I hate to digress, but there are a couple of things I would like to clarify now that I read your original message more carefully.
#1)How many miles does the car have?
#2)How long have you had the car?
#3)How many miles did the car have when you bought it?
OK, enough with the 50 q's, the point is that if you are a new owner, there is a chance that one of the prior owners replaced the front calipers and wheel cyliners a while back while the rear ones could have been the originals. You would know this by checking former records or, or of course, if your are the original owner.
If that is the case, in your mechanic's defense, it is possible that after he put new pads on the back with the old cylinders, the cylinders overpressurized and ruptured (happened to me on a classic american car). It would have not done anything to the front because they were newer.
It is very possible that this is the case because the front breaks wear out twice as fast as the rear, hence replacing the fronts in the past is not all that out of the question if your car has more than 100k miles.
There is also a distant possibility that he put on the wrong pads. The distance between the pad and the rotor have to be accurate to avoid overpressurization. Slapping generic pads on old brake equipment could be a disaster. It is also possible that they did not turn them down properly as well.

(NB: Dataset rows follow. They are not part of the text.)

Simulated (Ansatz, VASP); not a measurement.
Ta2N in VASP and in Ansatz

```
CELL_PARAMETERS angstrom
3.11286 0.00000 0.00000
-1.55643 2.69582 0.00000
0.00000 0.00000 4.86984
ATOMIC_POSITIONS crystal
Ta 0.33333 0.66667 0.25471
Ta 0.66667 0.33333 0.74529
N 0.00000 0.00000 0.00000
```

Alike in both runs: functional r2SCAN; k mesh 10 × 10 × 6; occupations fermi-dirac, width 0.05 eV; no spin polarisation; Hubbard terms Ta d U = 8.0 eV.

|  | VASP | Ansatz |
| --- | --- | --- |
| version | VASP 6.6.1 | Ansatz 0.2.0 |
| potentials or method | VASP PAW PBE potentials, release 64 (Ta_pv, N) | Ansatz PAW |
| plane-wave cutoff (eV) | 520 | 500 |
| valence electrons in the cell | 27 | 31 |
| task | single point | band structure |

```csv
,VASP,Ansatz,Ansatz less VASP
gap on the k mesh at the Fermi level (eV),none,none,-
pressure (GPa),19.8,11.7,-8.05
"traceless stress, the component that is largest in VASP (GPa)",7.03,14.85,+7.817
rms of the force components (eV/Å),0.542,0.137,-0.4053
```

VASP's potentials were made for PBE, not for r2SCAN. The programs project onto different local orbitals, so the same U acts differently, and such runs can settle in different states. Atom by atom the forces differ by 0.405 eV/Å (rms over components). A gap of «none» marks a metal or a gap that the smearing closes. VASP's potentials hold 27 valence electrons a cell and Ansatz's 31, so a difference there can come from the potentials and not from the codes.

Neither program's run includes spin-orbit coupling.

I first read your post in the middle of the night, but after thinking about it, there are a lot of factors that need to be considered and researched to ascertain who is as fault.
My best take is that you are a new owner of the car (less than 1 year) and your mechanic tried to save you money by taking a conservative inexpensive route, and due to the age of the componenets, cause addition malfunction. Unfortunately, this is common for new owners of used cars. Don't get too discouraged, only a small price to pay in the long run to enjoy the finest of automobiles.
....That'll hold true, if I knew anything.